I beg to second the Amendment.
I am sorry this Amendment has been moved. I think we all agree that farm buildings can be a very beautiful feature of the rural landscape. I, and many other hon. Members, no doubt, have enjoyed their beautiful lines and colour, and the way in which they fall into the general tone of the landscape. That effect may have been achieved not by conscious effort but by development. It certainly exists, and it is one of the grandest features of the English countryside. What the Amendment seeks to do is to remove from all control the design of farm buildings. It means that any farmer can erect any kind of an old shack, corrugated iron and wooden places, and all sorts of things, irrespective of their effect on the landscape. I should have thought that anyone interested in farming would have been rather eager to preserve a fine old tradition in farm buildings, and would have wished the design of those farm buildings to be submitted to control. We believe that control of design should be exerted. The designs of course, will be submitted to the agricultural committees concerned, and not to the local authorities. That should satisfy the hon. Member for West Aberdeen (Mr. Thornton-Kemsley), and induce him to withdraw the Amendment. We believe that in the intersts of the rural landscape, the design of farm buildings should be controlled in order to preserve and increase the beauty of future buildings, and, for that reason, we cannot agree to the Amendment.
8.45 p.m.
I very much hope that my hon. Friend will not withdraw this Amendment. Speaking as an owner-occupier in a small way, I am not averse to control, as control, but I am very keen on keeping planners' noses out of the farmyard as much as possible. [Laughter.] I daresay hon. Members opposite are laughing at the thought of instances of crass ignorance on the part of inspectors and officials who are sent out to deal with questions that arise on farms. At the present time a neighbour of mine is trying to build a new bull house. First, he was sent a questionnaire containing 52 questions, one of which asked how many w.c.'s he proposed to provide. In addition to that, a young inspector came down and asked him what the arrangements for milking would be. I anticipate, Mr. Deputy-Speaker, that you are about to rule me out of Order, so I will not continue with that. I feel, however, that my point that inspectors who just do not know their jobs so often come down to afflict farmers is an important one. For that reason, it would be a very good thing for agriculture if the Minister, in his courteous way, would accept this Amendment.

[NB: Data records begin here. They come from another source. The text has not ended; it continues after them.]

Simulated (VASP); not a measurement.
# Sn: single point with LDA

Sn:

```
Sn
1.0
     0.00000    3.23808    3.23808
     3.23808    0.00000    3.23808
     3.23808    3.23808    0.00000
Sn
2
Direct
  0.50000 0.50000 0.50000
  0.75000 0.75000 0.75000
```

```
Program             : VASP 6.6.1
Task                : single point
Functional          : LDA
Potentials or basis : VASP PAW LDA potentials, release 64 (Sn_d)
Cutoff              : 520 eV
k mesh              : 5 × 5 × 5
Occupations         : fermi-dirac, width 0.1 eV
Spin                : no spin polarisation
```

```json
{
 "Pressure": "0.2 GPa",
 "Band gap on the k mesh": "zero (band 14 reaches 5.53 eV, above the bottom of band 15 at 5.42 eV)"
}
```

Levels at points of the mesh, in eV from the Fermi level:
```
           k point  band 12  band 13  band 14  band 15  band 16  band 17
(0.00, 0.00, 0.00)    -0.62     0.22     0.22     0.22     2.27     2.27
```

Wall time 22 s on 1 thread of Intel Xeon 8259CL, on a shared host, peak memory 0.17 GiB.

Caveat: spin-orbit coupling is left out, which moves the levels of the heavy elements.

I quite realise the difficulty in which the Minister finds himself. The Parliamentary Secretary mentioned the difficulty in passing, namely, that he wishes to prevent the erection of the unsuitable and non-utilitarian hovels into which animals are sometimes put. I think my hon. Friends are thoroughly in agreement with him there. Our fear—and it is a fear which is shared by practically everybody who has anything to do with the erection of farm buildings—is that the planning authority will be influenced against what I might describe as a new idea in farm buildings. Today there are lines of thought on the subject of farm buildings which diverge completely from the old-fashioned idea of how farm buildings should be built. For example, there is a completely new trend of thought, that so far as possible the entire farm should be put under one roof. That means a vast expansion and a large span, and it may well be that certain members of the planning authority would consider it to be unsightly, and would consider that too small a span would be very much more beautiful. There we have the aesthetic man and the practical man at variance. We want to avoid the amenity man winning the day over the man who holds the new ideas which are coming into the agricultural industry. If the Bill remains without this Amendment there is every possibility of the town planner winning the day. Although I have admitted that there are difficulties in our Amendment, I cannot feel that there are any safeguards in the Bill to stop the town planner preventing experiment and development along the best lines in providing new farm buildings, and in experimenting along the lines which we desire.
I, too, realise that the Minister has to face certain difficulties in accepting this Amendment. The House should appreciate, however that the arguments which the Parliament ary Secretary used are contradictory. At the outset of his speech he claimed, I think rightly, that a considerable measure of beauty is the general rule for the farm buildings of this country. In the vase majority of cases those farm building have been designed and constructed without any measure of control. His argument went to show that it could be left to the common sense of farmers to ensure that their buildings are not unsightly. I hope, in view of what has been said, and particularly in view of the remarks just made by my hon. Friend the Member for Ripon (Mr. York)—who quite rightly pointed out the trend of thought which is being concentrated on the design of farm buildings—that we shall have another word from the Minister before we leave this Amendment.
I much appreciate the spirit in which this particular Amendment is being discussed. As several hon. Gentlemen have said, there is a conflict of view here. On the one hand, we are anxious to safeguard the beauty of the countryside. That is one of our most precious possessions, and it is something which every hon. Member of this House is anxious to see preserved to the fullest possible extent. That can only be done by a measure of control. [HON. MEMBERS: "Why?"] If we allow people to build freely, without any control at all, we know what we may expect in certain quarters. We may expect shacks, and tin roofs, and all kinds of monstrosities perpetrated in some of the most beautiful parts of the country.
The right hon. Gentleman has just made a most dangerous statement. He has just said we may expect tin roofs. That is the very point we were making. We are frightened that the planners will put up tin roofs, and that half of the new buildings will have them.
I think that my broad statement is true, and that everyone who has given consideration to the matter would agree that, without some form of control, there is a danger that the beauty of the countryside will be spoiled. It has to be controlled. I think that most speakers have recognised that. Even the hon. and gallant Member for Totnes (Brigadier Rayner) has recognised that there has to be some control, only he does not want inspectors in his farmyard. Is it possible to draw a line as between certain farm buildings and others? It seems to me that there is a possible line of demarcation that can be made by regulation or by development order—a purely temporary structure, for instance. Obviously, if it were only a temporary structure one would not want to impose planning control on it; although I recognise that it could have a very serious effect on the amenities. But if it should be a temporary building, and is licensed as such there would be no need to exercise planning control. Possibly there are other types of buildings which may be exempted from control similarly. But, as I say, that can be done by regulation.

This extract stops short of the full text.